February 4, 2013
petits tartes au ganache
Ganache is a perfect food both in taste and texture. Made with good chocolate and good cream, it can be appreciated without any other flavors or combined with other ingredients for a different sensation. It can cover the top of a cake or reside hidden in a robe of tempered chocolate and still work its magic.
I first encountered ganache at a demonstration of chocolate‑truffle making presented at the offices of Sunset Magazine in Menlo Park, California. Even though this was the early 1990s, the Sunset attitude that women cook and men just barbecue was well in force. There was about 50 people in the audience of which I was the only unaccompanied male. There were a few elderly husbands dragged to the presentation. The woman doing the demonstration, one of Sunset’s resident recipe testers, kept making references of how the making of ganache was only for women. Her attitude was not a surprise. When I submitted an original recipe in 1976 and it was accepted for printing in the magazine, it was sequestered with all the other recipes submitted by men in a section called “Chefs of the West.” About that same time I took a tour of the facilities, and was informed that men were never serious cooks because they were not the ones raising the family. As a single parent I took exception, but they also indicated that male single parents were inappropriate.
The ganache demonstration was pretty straight forward and quick. A bowl of chopped chocolate was brought to the demonstration table from a kitchen behind a door in the front wall. Then a saucepan of cream was brought out and poured over the chocolate. The cream was described as being just off the stove after having been brought to a boil. The demonstrator then struggled to combine the two into the soft mass we know as ganache. She was obviously afraid of burning herself, so until a helpful potholder‑covered set of hands came forward to hold the bowl, it continued to spin on the table at the same speed as the whisk while she attempted to combine the bowl’s contents.
Eventually the failed batch was removed to the kitchen, and a cooled, finished batch was produced to take its place. The demonstrator used a spoon to lift out portions of the ganache and hand to an assistant. The assistant rolled each into a ball and dropped it into some cocoa powder. After a few were made in this manner, these bowls were removed to the back and a tray of finished truffles were produced for all to try. My memory is that they tasted very smooth, a bit too sweet, and were too small. I decided to leave before the next demonstration because I was tired of it being implied that I didn’t belong there.
After that, I didn’t bother to try the Sunset truffle recipe or even make ganache. I just wasn’t in the mood. The mood wouldn’t strike until I had completed a stage
in 2001 at the Auberge du Schœnbourg in Riquewihr, France, where I had helped to make about a thousand truffles
It’s hard to believe that ganache is a rather recent creation and not one from the dark past. The word ganache was apparently used in print for the first time in 1905 on page 199 of Duval’s Traité général de confiserie moderne. Prior to that it may have been called something else or maybe didn’t exist in the form we know it today. Duval’s concoction was a simple combination of vanilla‑flavored cream and chocolate in a one to three ratio. I tend to use a mixture ratio closer to one to one (because that is what I was taught). Many of the professional recipes I see are closer to one to two.

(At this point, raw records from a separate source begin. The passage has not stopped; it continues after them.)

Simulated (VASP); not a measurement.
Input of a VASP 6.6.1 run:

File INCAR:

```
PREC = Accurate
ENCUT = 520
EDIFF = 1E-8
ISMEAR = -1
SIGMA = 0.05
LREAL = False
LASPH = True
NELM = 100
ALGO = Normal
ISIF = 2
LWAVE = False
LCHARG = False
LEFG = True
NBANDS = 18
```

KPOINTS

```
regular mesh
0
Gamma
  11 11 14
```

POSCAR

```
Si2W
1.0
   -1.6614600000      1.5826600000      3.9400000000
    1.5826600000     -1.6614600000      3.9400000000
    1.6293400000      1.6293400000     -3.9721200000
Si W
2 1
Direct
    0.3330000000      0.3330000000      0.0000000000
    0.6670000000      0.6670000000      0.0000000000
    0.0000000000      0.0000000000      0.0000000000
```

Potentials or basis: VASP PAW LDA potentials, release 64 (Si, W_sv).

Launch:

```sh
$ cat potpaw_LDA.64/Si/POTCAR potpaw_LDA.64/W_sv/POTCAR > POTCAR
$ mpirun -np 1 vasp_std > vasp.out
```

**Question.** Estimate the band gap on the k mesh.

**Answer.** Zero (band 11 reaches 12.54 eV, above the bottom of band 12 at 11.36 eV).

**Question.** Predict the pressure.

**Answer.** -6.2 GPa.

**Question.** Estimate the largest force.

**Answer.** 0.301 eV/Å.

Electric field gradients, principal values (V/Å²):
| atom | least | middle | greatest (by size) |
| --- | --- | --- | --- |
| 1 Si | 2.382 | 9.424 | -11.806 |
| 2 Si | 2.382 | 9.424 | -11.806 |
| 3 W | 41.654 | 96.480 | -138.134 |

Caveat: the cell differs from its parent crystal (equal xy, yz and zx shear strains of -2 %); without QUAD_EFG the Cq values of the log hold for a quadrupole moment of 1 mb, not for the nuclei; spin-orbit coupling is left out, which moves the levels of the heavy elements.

I use for ganache is courtesy of Yves Thuriés and came from the back of a box of pistoles
sold as chocolat dessert noir à pâtissier.
The ratio of chocolate to fat is fine for making truffles, but it can be a bit low for other uses. My biggest “problem” when making ganache is that I tend to have a lot left over. No matter what I’m making, it is usually in small quantities, and ganache likes to be made with a more reasonable quantity of ingredients. So I often have to find something to do with the excess ganache—other than snack on it—which I will do a bit anyway.
One day when my ganache runneth over, I also found myself with an excess of pâte d’amandes
(almond‑based tart crust). It was a simple matter to press the dough into mini‑tart pans and bake them at 180 °C (355 °F) until slightly browned. The doughes rose a bit in baking, so I pressed them down in their pans with a small, wooden dowel while they were hot out of the oven. Once cool, I piped the ganache into the shells using a small star tip. I left the tarts in the pans until I put them on the mignardise
plate so their crusts wouldn’t fracture.
The final result of the smooth, almost unctuous, ganache in the crisp tart crust was both a nice flavor and texture contrast. I encouraged my guests to eat then in a single bite to get the best enjoyment.